Then the equation becomes, in one dimension (the same applies to vector calculus):

$$\sum_i F_i = ma = m\sum_i a_i = m\sum_i {F_i\over m} = \sum_i F_i $$

it is an identity, you can use any of the forms above!

That is the strength of linear formulas: you can solve everything separately and then add everything up (linear superposition principle)

EDIT: Let's put it another way. If each force was acting without the others you would have $F_i=ma_i$ thus ${F_i\over m}=a_i$.

Then now take: $$\sum_i F_i=ma$$ and divide evrything by $m$. You get:

$$\sum_i {F_i\over m} = a$$

Then, using the formula above: $$\sum_i a_i = a$$

This proves that the decomposition in single forces leading to single accelerations make sense. You could have done another decomposition, such as, supposing you only have $F_1$ and $F_2$, $$F_1=m {a\over 3}$$ and $$F_2=m{2a\over 3}$$. Then you would still have

$${F_1\over m}+{F_2\over m}={a\over 3}+{2a\over 3}=a$$

and as long as the two forces are acting together it is a fine decomposition. Yet it has no physical sense, as if the forces were acting singularly the equations above would be wrong.

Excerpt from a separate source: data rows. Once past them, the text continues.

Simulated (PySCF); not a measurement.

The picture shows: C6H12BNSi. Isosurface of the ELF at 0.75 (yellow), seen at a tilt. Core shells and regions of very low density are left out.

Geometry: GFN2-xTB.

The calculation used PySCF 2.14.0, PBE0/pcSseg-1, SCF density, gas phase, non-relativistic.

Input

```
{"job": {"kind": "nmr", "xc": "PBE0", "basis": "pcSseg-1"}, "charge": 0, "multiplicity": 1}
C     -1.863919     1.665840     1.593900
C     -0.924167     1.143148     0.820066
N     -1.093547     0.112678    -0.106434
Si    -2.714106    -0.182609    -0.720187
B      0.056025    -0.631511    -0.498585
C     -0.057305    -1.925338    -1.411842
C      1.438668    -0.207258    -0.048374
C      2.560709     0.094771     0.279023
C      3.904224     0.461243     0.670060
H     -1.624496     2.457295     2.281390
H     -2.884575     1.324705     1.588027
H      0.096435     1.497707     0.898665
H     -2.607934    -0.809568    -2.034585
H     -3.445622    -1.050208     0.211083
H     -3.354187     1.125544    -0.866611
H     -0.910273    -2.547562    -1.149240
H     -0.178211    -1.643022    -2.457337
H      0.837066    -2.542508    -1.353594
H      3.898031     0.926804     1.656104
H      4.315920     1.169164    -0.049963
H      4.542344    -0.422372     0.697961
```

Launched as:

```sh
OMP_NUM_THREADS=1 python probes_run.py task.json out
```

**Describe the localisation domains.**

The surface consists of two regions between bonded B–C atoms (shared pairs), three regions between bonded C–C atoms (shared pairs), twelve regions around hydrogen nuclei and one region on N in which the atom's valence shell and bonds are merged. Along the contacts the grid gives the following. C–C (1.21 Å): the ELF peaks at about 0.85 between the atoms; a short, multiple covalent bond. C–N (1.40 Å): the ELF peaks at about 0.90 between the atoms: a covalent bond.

So to say, since you can decompose a sum of force anyway you want you just choose the only decomposition which would make sense if the forces were acting alone.

This kind of superposition has physical sense only if the single forces are real (e.g. one is pulling and one is pushing). This may also help you to solve problems in which several forces are acting: you can solve each one separately and then sum the results (make sure you sum the vectors in the right way..!)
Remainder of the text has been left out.